But religion and race are not so hard for us to understand as many other conditions of that time. As Richard Boyer has written:
With the time and its temper stripped away—its duels and shootings and assaults, its go-to-hell bravado, its frequent persistence in bringing almost any dispute to mortal encounter, its readiness for martyrdom and pistols at twenty paces, its long cold war over slavery, its private armies and filibustering—with all this gone, John Brown’s acts may seem strange to the point of psychosis. With this framing them, however, they are distressingly representative of a tragic and violent age. If the time and its temperament were seldom indicated in accounts of John Brown, neither was the quality of slavery, nor the black man’s valiant and repeated attempts for freedom, nor the long and excruciating tension within the lives of many Americans, from Washington to Lincoln, committed to the founding premise that all men were created equal while enslaving millions of their fellow countrymen. Thus the basic social dynamic thrusting John Brown, his associates, and opponents into history has seldom been emphasized in the story of that long-maturing crisis that he and his famous colleagues, black and white, brought to explosion. Prominent and successful men do not enter such a plot as John Brown’s without a social and national history impelling them to it.
In the twentieth century, the tragedy of Nazi Germany was similar. A core of barbarity, however small at first, had the power to corrupt an entire land and leave a legacy of guilt upon all, even the innocent. If there is any “message” here, it must be that if evil is allowed to take root, its consequences will be both terrible and uncontrollable. Or in the words of W. E. B. Du Bois, “The cost of liberty is less than the price of repression.” As the world grows smaller and the instruments of destruction more terrible, so does the penalty for repression grow more terrible. We have no guarantee of infinite time here on earth. We must finally learn that injustice is the mother of catastrophe. Our Civil War should teach us that even “unthinkable wars” do indeed happen.
In this discussion I do not wish to give the impression that I claim to have done original research on John Brown or to have put forth original ideas about him. It is hard enough to write an opera without that. Fortunately, there are now a number of excellent books which not only give well documented history, but which examine controversial issues from the viewpoints of different “major premises.” The standard biography of John Brown is To Purge This Land With Blood by Stephen B. Oates, who has also written a small volume of essays, Our Fiery Trial, which describes the fascinating treatment John Brown, Nat Turner and Abraham Lincoln have received from historians and writers down through the years. The Legend of John Brown, by Richard O. Boyer, contains a wealth of information about the issues and personalities of the whole period. The most recent well-researched and insightful books about John Brown are: Fire from The Midst of You by Louis A. DeCaro, jr. (2002), and Patriotic Treason by Evan Carton (2006), which make use of material that has come to light since the previously mentioned biographies were published. DeCaro’s book concentrates on Brown’s religious life; Carton’s has the sweep of a novel, humanizes Brown and convincingly shows that he acted on the principles of America’s founding fathers.

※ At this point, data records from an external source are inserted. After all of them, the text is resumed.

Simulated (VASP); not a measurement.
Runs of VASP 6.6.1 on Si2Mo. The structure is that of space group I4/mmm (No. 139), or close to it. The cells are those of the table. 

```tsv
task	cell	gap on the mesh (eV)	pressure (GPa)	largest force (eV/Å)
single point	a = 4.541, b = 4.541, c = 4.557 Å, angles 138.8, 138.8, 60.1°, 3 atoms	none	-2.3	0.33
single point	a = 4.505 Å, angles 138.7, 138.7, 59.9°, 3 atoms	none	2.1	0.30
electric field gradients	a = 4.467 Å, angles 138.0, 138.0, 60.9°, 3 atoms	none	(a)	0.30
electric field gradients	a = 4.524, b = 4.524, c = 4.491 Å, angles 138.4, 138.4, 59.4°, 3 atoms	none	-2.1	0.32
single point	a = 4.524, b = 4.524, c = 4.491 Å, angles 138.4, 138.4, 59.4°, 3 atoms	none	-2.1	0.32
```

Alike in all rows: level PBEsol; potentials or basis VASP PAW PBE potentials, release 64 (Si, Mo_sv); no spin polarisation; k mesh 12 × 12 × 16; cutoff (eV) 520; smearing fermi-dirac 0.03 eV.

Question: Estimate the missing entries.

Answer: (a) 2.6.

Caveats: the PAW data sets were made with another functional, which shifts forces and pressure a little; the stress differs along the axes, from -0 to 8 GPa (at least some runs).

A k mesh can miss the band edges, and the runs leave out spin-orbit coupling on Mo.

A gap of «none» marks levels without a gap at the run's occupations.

But as I said, opera goers will probably not take the time to read these books. They may, however, still want to know what became of some of the characters who survived. Frederick Douglass continued to be the outstanding spokesman for his race until his death in 1895, having been an adviser to Lincoln and later Minister to Haiti; he bought Robert E. Lee’s home. General J. E. B. Stuart was killed in action in 1864. Martha Brown and her baby both died within three months of John Brown’s hanging. Owen Brown escaped from Harpers Ferry; he later became a grape grower, then moved to California. Annie Brown went to Virginia after the Civil War and taught school to black children in the mansion that had belonged to Governor Wise. In 1866, when the irony of his being refused admission to the house was pointed out to him, the man who ordered Brown’s execution is reported to have meditated a moment and then replied, “John Brown was a great man, Sir. John Brown was a hero.”
And yet it has not been my intention to portray Brown as a simple “hero.” I see this not as an heroic story but as a warning: wherever cruel injustice becomes law, a John Brown will rise up to attack that law by any means. If I show him sometimes as a messianic prophet, it is because that is how Brown finally saw himself, and how his intensely loyal family, companions and supporters saw him. His resolute Calvinist faith was a crucial part of his personality and of the Puritan society he grew up in.
Finally, however, I must recognize the truth of what Stephen Oates writes in the preface to his biography: “Because he is controversial, anybody who ventures forth with a study of his life—no matter how fair-minded and well-researched it may be—is going to encounter a number of readers, critics, and professional historians who have already made up their minds that Brown was either (1) a vicious fanatic, a horse thief, and a maniac or (2) the greatest abolitionist hero in history, and who will furiously attack any book that does not argue their point of view.”
Oates has “sought to show why Brown performed his controversial deeds rather than to damn or praise him.” I follow his example and hope that the addition of music will bring this drama to life in a new and cathartic way. For all my concern with history and drama, I am neither historian nor poet and have from the beginning been acutely aware that an opera lives or dies by the quality of its music. Here I gladly give up words and turn over the consideration of that enigmatic and timeless old man to the hearts and minds of my listeners.
KIRKE MECHEM was born and raised in Kansas and educated at Stanford and Harvard universities. He is the composer of more than 250 published works in almost every form. He conducted and taught at Stanford and was for several years composer-in-residence at the University of San Francisco. He lived in Vienna for three years where he came to the attention of Josef Krips, who later championed Mechem's symphonies as conductor of the San Francisco Symphony. He was guest of honor at the 1990 Tchaikovsky Competition in Moscow and was invited back for an all-Mechem symphonic concert by the USSR Radio-Television Orchestra in 1991. The concert was recorded by Melodiya and released on the Russian Disc label.
ASCAP recently registered performances of Mechem's music in 42 countries. His three-act opera, Tartuffe, has had 300 performances in six countries. Songs of the Slave, a suite for bass-baritone, soprano, chorus and orchestra from his opera, John Brown, has produced standing ovations in the more than forty cities where it has been performed. Mechem's talents have been acknowledged through numerous honors, including retrospectives, grants, commissions and special anniversary performances. They have come from, among many others, the United Nations, the National Gallery, the National Endowment for the Arts, the American Choral Directors Association, the Music Educators National Conference and the National Opera Association (lifetime achievement award).
Vocal music is at the heart of Mechem's work. He is often called the "dean of American choral composers." Eight doctoral dissertations have been written on various aspects of his choral music. The Choral Journal has written that "his musical settings combine high artistic integrity with the ability to communicate directly with performers and audience." Seven Joys of Christmas is the title of his most popular seasonal work and is the title of a new CD released on the Arsis label. It includes all his Christmas music as well as many of his other sacred choral titles.